Sometimes, You Should Ignore The Studies (And Just Try The Thing)

Sometimes, You Should Ignore The Studies (And Just Try The Thing)

Suppose I told you that for 1 in 100 people, eating a carrot will immediately make them able to lift twice as much weight. (Suppose as well that you have some reason to trust that this might be true, rather than something I made up for the sake of this post).

You could demand to see my study, then try to figure out the statistical validity of the methods, and spend some time and effort arguing about whether or not they're good enough.

Or, you could grab a carrot and then try to lift some weight.

There are three factors that make "just try this out for yourself and see if it works for you" a reasonable reaction to a claimed empirical result:

  • the impact is large
  • the impact is rare / only applies to some people
  • the cost of trying is low

The large impact matters not just because it makes the result more likely to be Worth It; it also has to be big enough that you would be able to tell, all by yourself, whether the impact had happened for you or not. Compare "1 in 100 people can double their strength by eating a carrot" with "50 out of 100 people can get an immediate 2% increase in their strength by eating a carrot"; in the second case, it would be very hard to tell for yourself whether the impact had happened for you or not.

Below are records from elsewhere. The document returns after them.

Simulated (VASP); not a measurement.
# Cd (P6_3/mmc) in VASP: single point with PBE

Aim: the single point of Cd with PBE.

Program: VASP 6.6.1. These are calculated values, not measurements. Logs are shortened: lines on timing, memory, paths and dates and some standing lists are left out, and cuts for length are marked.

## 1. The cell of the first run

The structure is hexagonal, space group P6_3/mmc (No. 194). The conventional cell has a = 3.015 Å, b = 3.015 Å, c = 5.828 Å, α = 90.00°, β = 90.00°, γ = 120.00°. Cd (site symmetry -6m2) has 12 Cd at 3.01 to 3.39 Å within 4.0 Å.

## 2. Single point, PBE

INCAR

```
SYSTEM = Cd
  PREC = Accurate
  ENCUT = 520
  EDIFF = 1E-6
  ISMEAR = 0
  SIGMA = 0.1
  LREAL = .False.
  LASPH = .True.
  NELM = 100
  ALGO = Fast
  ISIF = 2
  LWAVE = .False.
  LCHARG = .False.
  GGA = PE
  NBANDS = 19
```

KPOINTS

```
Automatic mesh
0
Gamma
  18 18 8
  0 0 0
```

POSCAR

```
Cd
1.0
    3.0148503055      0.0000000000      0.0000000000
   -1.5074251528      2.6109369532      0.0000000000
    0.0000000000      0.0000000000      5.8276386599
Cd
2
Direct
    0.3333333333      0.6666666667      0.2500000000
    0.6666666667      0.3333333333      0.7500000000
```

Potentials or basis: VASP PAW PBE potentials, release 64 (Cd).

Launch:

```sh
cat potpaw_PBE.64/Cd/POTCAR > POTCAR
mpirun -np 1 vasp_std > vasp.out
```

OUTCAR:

The second factor, Rare Impact, is a kind of artifact, in the sense that if something had a large impact & low cost & worked for everyone, we probably wouldn't even be questioning whether to do it. "If you're feeling headachey, you might be dehydrated, so drink a glass of water" is a large impact for many people at low risk... so it's pretty universally understood and practiced already.

Finally, of course, the low cost – in terms of not just money but also time, effort and, importantly, downside risk – is what makes "just try the thing rather than weighing up the costs and benefits" a reasonable strategy: in our case, there's no harm to eating one carrot. (Although speaking of carrot-downsides, it is physically possible to turn your skin orange by eating too many carrots! But that's like "a bag of carrots every day for two weeks" level of carrots.)

Of course, all of this only makes sense if you have some reason to believe the initial claim in the first place, otherwise I could intellectually mug you just by coming up with a long series of untrue claims about implausible benefits from low-cost activities.